Preparation time
Less than 30 mins
Cooking time
10 – 30 mins
Serves
4
Nothing is so easy, elegant and delicious as a beef stroganoff. This James Martin beef stroganoff recipe uses the best fillet to make a recipe that’s the height of luxury
By James Martin
James Martin recipes
Ingredients
For the beef stroganoff
- 75g/3oz butter
- 1 onion, finely sliced
- 150g/5oz white mushrooms, finely sliced
- 2 tbsp tomato purée
- 1½ tsp Dijon mustard
- ½ tsp smoked hot paprika
- 110ml/4fl oz beef stock
- 500g/1lb 2oz beef fillet, cut into strips
- salt and freshly ground black pepper
- 150ml/5fl oz brandy
- 200ml/7fl oz soured cream
- 2 tbsp flatleaf parsley
For the sautéed potatoes
- 3 tbsp olive oil
- 3 large potatoes, peeled and cubed
- ½ onion, finely chopped
Method
- Heat a frying pan until hot, then add half the butter. When foaming, add the onion and fry for 2-3 minutes, or until just softened.

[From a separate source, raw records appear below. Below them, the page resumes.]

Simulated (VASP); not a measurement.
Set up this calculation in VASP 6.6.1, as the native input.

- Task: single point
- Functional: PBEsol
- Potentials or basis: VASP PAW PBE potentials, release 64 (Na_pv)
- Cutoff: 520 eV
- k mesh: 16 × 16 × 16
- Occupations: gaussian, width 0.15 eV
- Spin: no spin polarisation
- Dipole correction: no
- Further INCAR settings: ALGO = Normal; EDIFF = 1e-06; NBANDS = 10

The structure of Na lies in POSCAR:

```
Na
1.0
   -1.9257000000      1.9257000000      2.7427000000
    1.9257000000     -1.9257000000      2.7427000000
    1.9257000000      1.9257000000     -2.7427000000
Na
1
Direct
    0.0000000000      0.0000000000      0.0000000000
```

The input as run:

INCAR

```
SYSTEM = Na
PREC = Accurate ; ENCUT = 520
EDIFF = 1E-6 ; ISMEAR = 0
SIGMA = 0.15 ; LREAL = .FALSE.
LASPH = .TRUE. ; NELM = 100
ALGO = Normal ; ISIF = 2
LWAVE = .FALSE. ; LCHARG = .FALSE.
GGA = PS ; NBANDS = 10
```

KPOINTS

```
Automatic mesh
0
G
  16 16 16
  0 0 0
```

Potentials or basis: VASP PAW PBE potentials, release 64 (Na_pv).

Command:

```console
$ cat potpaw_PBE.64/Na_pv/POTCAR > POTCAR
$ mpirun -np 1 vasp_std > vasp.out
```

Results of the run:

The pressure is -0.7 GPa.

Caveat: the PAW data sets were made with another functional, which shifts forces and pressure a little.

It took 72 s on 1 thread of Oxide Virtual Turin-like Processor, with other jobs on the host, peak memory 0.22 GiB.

- Add the mushrooms and cook for 1-2 minutes.
- Add the tomato purée, mustard and paprika and cook for a further minute.
- Add the beef stock and bring to the boil, then reduce the heat and simmer for 3-4 minutes.
- Season the beef with salt and freshly ground black pepper.
- Heat a separate frying pan and add the remaining butter. When foaming, add the beef and fry for 2-3 minutes on both sides, until browned all over.
- Add the brandy and carefully allow to flambé in the pan. (CAUTION: make sure there are no flammable materials above the pan when flaming.)
- Add the soured cream to the onion and mushroom mixture and mix well.
- When the flames have subsided, add the beef to the soured cream and mushroom mixture and cook for one minute. Season, to taste, with salt and freshly ground black pepper and add the parsley.
- For the sautéed potatoes, heat the oil in a frying pan until hot, then add the potatoes and cook for 2-3 minutes on each side, or until tender and golden-brown all over. Season well with salt and freshly ground black pepper and add the onions. Stir gently to combine.
- To serve, place two spoonfuls of the sautéed potatoes onto each plate and spoon equal portions of the beef stroganoff alongside.
James Martin Beef Stroganoff
Beef Stroganoff (also spelled Stroganov) is a Russian dish of sautéed pieces of beef served in a sauce with sour cream. From its origins in mid-19th-century Russia, it has become popular around the world, with considerable variation from the original recipe.
Elena Molokhovets’s classic Russian cookbook A Gift to Young Housewives gives the first known recipe for Govjadina po-strogonovski, s gorchitseju, “Beef à la Stroganov, with mustard”, in its 1871 edition. The recipe involves lightly floured beef cubes (not strips) sautéed, sauced with prepared mustard and bouillon, and finished with a small amount of sour cream: no onions, no mushrooms.
Another recipe from 1909 adds onions and tomato sauce, and serves it with crisp potato straws, which are considered the traditional side dish for Beef Stroganoff in Russia.
The version given in the 1938 Larousse Gastronomique includes beef strips, and onions, with either mustard or tomato paste as optional.
After the fall of Tsarist Russia, the recipe was popularly served in the hotels and restaurants of China before the start of World War II.
Russian and Chinese immigrants, as well as US servicemen stationed in pre-Communist China, brought several variants of the dish to the United States, which may account for its popularity during the 1950s.
It came to Hong Kong in the late 1950’s, with Russian restaurants and hotels serving the dish with rice, but not sour cream.
In the UK and Australia it is generally served with rice and sometimes with pasta. British pubs usually serve a version of the dish with a creamy white wine sauce, whereas more “authentic” versions are often red stews with a scoop of sour cream separately served on top.
This James Martin beef stroganoff recipe uses sauteed potatoes rather than rice or pasta.